Monday, January 10, 2011

Another Beginning to be Had


Finally, a curve in the road. I could finally see what lie ahead of me instead of staring into the back end of a maroon Toyota Scion. Brake lights on, brake lights off, brake lights on - sustained for about 7 seconds - brake lights off, brake lights flicker and blink momentarily - inch by inch we crawl forward.

The bend in the road allowed me to see the snaking traffic as it coiled and slithered its way around the lanes of the freeway as they divided off into various directions - casting cars off to where? Home? Evening jobs? The gym? Out with friends? To nowhere? Perhaps ust to more road to travel for many purposes, or no purpose at all.

In a sea of taillights reaching - stretching - further than I could see, I let myself zone out into the music that coursed through the interior of my car. It allowed for a dissociative kind of retreat from the back of the Scion and the countless red lights sometimes swelling in luminosity - brake lights off, brake lights on, etc. The ambient tones of the music and the rumbling pacing beat of the bass offered a much welcomed auditory massage. I hate rush hour traffic.

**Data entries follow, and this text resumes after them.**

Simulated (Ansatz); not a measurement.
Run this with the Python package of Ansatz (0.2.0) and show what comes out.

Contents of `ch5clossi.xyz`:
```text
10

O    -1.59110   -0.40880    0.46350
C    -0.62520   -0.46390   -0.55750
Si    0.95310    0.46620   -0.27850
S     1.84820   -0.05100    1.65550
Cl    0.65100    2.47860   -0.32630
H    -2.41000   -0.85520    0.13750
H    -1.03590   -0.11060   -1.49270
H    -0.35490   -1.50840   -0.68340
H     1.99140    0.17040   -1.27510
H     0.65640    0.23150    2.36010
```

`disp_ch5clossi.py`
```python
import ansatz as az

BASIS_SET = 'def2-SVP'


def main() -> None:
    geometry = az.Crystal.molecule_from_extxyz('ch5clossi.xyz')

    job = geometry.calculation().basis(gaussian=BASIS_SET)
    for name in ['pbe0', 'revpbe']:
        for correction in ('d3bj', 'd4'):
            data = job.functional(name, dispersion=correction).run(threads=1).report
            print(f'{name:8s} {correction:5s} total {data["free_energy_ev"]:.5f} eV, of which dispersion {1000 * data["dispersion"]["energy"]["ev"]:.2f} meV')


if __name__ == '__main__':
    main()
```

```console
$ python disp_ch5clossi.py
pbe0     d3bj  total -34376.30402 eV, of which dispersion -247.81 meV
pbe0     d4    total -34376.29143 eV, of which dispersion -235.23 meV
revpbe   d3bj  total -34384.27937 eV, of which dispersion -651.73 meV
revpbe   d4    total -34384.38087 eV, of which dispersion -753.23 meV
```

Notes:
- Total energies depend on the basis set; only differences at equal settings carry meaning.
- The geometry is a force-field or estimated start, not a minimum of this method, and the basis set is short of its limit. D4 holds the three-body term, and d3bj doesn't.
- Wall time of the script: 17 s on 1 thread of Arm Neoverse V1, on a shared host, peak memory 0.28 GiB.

As I was rounding the bend where 35W winds its way down to 94W, I remember glancing over at the Minneapolis skyline. The steam that rose from various buildings created a low lying cloud of sorts that blocked out the bottoms of the skyscrapers. It was a floating city, hovering silently next to the noise, the buzz, the sloppiness, and the impatience of rush hour traffic. My music seemed a fitting soundtrack to this floating city. The juxtaposition both visually and emotionally was alarming and jolting, yet, in that moment, it fit. It made sense. The effect seemed natural and familiar. The mismatch was one that only a smack back into reality could demolish. Otherwise, I am fairly certain I would have lived the rest of my life thinking Minneapolis was a floating city and the traffic was the sea of red that churned and coursed below its surface.

I was on my way to meet a friend I hadnt seen in some time. I was late. Only finding relief in that brief moment I glanced over at the skyline, I was annoyed by the traffic, my dirty windshield from the road spray, and the slower-than-snail's-pace that we were crawling. As my eyes shifted from the buildings back to the road, my phone rang. I answered. What happened next would mark one of the hugest significant changes in my life.

For the past several months I had been working extremely hard applying to PhD programs. This included taking the much dreaded GRE. In not a whole lot of time I dedicated my life it seems to writing personal statements, revising writing samples, filling out applications and dealing with frustrating technicalities, and gathering letters of recommendation. I shed more tears than I wanted to studying for the GRE. I wore out my brain and I wore out my body. I have been waiting for the last month to hear whether or not I would get into a program. I met with faculty in the departments I applied to. I still have more meetings yet to come. I researched and gathered as much information as possible. Most of all, I sent out as much positivity and hope to the Universe where I truly felt a door was open for me. If I was good enough, and this was really my time, I would be allowed to walk through.

Tonight around 6 o'clock, stuck in rush hour, and existing in a moment of surrealism, staring at the floating city wandering off into my music, and reality, watching in agonizing frustration the back of that Scion, I got a call. My primary application reviewer was on the other line. In all of the words he shared with me of my acceptance into the Family Social Science PhD program, all I remember are the following: "We all think you're terrific" and "We hope you will choose Family Social Science." There was something about February 19th, which I think is the welcome retreat and more about a letter I should be receiving in the near future.

My body was so overcome by excitement and joy. This acceptance means far more to me than just furthering my academic and professional pursuits. It signifies the beginnings of a new beginning. It's a prominent mark in my life journey and I honestly believe it is the Universe giving me an opportunity to begin - begin so many things. In those few minutes after the call, I traveled to the furthest quadrants of the world! I traveled back through almost 33 years of life and back again. The only thing keeping me in one piece was my seatbelt! If I didnt think I would cause the death of innocent drivers or even myself, I would have thrown on the emergency break, jumped out of my car, and sprinted through the lanes of traffic pounding on hoods, screaming, laughing, and crying. With my heart pounding, my body literally vibrating, my face numb, an ear to ear smile, and tears in my eyes, the phone calls rolled out.

2010 ended with a bang. 2011 has begun with an explosion! I still wait to hear from the School of Social Work about whether or not they will accept me into their PhD program. I should hear sometime in March. For the time being, I for sure know I have the option and opportunity to begin my studies in Family Social Science focusing on adoption research and the intersections of racial, ethnic, and cultural identities and GLBTQ identities. I am beyond excited to embark on this new adventure. Thank you to everyone who supported me and helped me in various ways. Thank you especially to those who had to put up with me during the process when I wasnt the most pleasant to be around. Your belief in me and encouragement has meant so much - much more than a thank you could ever convey. For now a thank you is what I have. Perhaps if I studied my GRE vocabulary more I would have a better selection of appreciative sentiments!